Parish head says service runs at deficit
Iberville Parish resident Morticia Pierce believes Plaquemine will become a “trashy town” because of Parish President J. Mitchell Ourso’s recent decision to reduce parishwide trash collection service from twice weekly to once weekly.
The change is scheduled to take effect Aug. 1.
Ourso informed the Parish Council he decided to scale back services because the parish’s Solid Waste Fund is facing a deficit due to rising costs related to trash service.
The parish pays Progressive Waste Solutions $265,000 a month for trash and waste collection, officials said, but the parish collects only $210,000 to $220,000 monthly in sales taxes revenue.
Ourso has said revenue feeding into the fund is generated through tax revenues the parish government shares with parish municipalities, the Fire Department and the School Board. The parish has reached the upper limit in the amount of sales tax revenue it put into the fund, he said.
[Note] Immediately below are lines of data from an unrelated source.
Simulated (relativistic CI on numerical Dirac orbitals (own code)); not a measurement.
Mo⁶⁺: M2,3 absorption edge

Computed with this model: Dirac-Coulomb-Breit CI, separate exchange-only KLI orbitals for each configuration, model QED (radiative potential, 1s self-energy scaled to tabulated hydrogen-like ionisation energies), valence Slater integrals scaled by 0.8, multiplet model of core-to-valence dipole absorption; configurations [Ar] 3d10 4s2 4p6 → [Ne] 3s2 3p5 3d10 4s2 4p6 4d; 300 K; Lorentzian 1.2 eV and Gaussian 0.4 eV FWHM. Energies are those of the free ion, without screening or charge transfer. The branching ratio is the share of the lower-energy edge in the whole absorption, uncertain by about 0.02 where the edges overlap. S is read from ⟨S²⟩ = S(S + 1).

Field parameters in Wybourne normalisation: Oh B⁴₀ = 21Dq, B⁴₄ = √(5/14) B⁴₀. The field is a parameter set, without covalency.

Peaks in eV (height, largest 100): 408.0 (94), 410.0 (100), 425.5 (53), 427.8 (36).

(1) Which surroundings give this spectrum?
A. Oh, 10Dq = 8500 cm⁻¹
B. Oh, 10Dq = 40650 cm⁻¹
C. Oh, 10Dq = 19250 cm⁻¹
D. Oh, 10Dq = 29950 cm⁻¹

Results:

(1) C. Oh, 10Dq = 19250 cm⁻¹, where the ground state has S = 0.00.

But Pierce, a community activist who led a protest against Plaquemine’s high utility bills in 2008, said she’s not buying into Ourso’s explanations and believes the parish has more than enough money to maintain its current garbage and trash collection schedules.
“The reason they’re saying we’re going to once a week pick up is because of gas and maintenance,” she said. “Gas is going down. And if they would buy new trucks, they wouldn’t have to spend money on maintenance.”
Brian Willis, Iberville’s director of solid waste, said the parish owns one boom truck kept on call to pick up residential vegetation and sheared tree limbs with its crane.
Willis said the parish spent about $265,000 in 2006 to purchase the boom truck.
Willis didn’t have annual maintenance figures for the truck’s repairs on Friday, but said the parish’s boom truck has logged more than 260,000 miles since it was purchased.
Progressive Waste Solutions uses its own garbage trucks and two boom trucks to handle trash and refuse pickup, Willis said.
Willis said the strain on the waste fund is related to rising costs for tipping fees at landfills. The parish pays about $31 per ton in tipping fees, he said.
Pierce said she has a huge problem with Ourso’s decision to scale back collection services because he didn’t consult the council before making it.
She also questions if the parish president has the authority to amend Iberville’s contract with Progressive without the council’s approval.
Parish officials have confirmed Iberville officials signed the contract with Progressive in December 2011.
Councilman Salaris Butler shares in Pierce’s concerns.
Butler was one of the most outspoken council members against the trash pickup cutback when Ourso announced it at the June 19 meeting.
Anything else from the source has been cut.